If everything is justifiable, where do you stand?

Saturday, 5 July 1997

Any person can justify taking over political power by force and become a tyrant. Any person can also justify eliminating this tyrant. Any tyrant can justify strengthening his position with any means at his disposal.

A criminal can justify committing criminal acts. Agents of Law and Order can justify hunting criminals as they would a rabid dog to remove him or her from society. The criminal can, of course, justify protecting his freedom against the Agents of Law and Order with all means at his disposal. And the Agents of Law and Order can justify maintaining law and order with all means at their disposal for the sake of Common Good.

Agents of Revolution can justify revolting against (current) Law and Order. And any number of individuals can justify – to others and to themselves – supporting the uprising.

One can therefore say that it wasn’t exceptional for Agents of Apartheid to justify trying to maintain Apartheid by using all means available to them, and it was entirely reasonable for the Agents of the Struggle for Human Rights to justify their fight against Apartheid by all means at their disposal.

Agents of the (current) Order, therefore, find it justifiable to protect the Order against the Agents of Revolution; Agents of Revolution also regard it as justifiable to fight the order with all means at their disposal.
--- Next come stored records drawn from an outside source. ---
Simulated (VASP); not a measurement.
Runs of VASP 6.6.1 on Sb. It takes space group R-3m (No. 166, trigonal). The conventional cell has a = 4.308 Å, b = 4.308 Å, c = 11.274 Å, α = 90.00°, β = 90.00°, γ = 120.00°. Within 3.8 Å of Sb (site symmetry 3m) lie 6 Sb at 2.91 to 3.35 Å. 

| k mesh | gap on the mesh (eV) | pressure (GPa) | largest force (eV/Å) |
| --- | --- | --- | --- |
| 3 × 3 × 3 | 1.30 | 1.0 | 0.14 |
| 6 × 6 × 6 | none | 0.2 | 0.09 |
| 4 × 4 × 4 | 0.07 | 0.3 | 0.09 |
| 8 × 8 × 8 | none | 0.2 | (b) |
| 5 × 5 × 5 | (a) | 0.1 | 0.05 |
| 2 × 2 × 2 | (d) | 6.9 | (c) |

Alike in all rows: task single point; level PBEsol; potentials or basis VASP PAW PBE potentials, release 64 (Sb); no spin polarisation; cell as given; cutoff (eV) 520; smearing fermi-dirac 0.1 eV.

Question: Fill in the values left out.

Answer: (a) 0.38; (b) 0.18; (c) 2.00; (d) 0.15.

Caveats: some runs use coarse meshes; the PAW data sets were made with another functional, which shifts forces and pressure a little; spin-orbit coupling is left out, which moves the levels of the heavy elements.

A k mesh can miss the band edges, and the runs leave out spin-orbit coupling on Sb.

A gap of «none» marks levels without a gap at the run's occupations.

Question: On what do people and groups base the justification for their actions?

Preliminary considerations: Survival of the fittest … common good … anything else?

No person, institution or organisation can take for granted that it is the strongest. Any person, institution, or organisation can justify challenging with all means and methods at their disposal a stronger person, institution or organisation in an attempt to improve its own position.

One Person can therefore justify challenging Other Person if the former believes he can overcome his opponent; and if he overcomes him, that he will be able to defend his new position.

If One Person takes on Other Person in a fight and loses, the latter can justify wiping out with ruthless brutality One Person and even others who think like him. Would it be fair according to the Law of the Jungle, of Beat to Death or Get Beaten to Death? It seems so.

Is the Law of the Jungle morally justifiable? What is the benchmark?

Where, at the end of the day, do you stand as an individual? How do you work out on which side of the line you position yourself?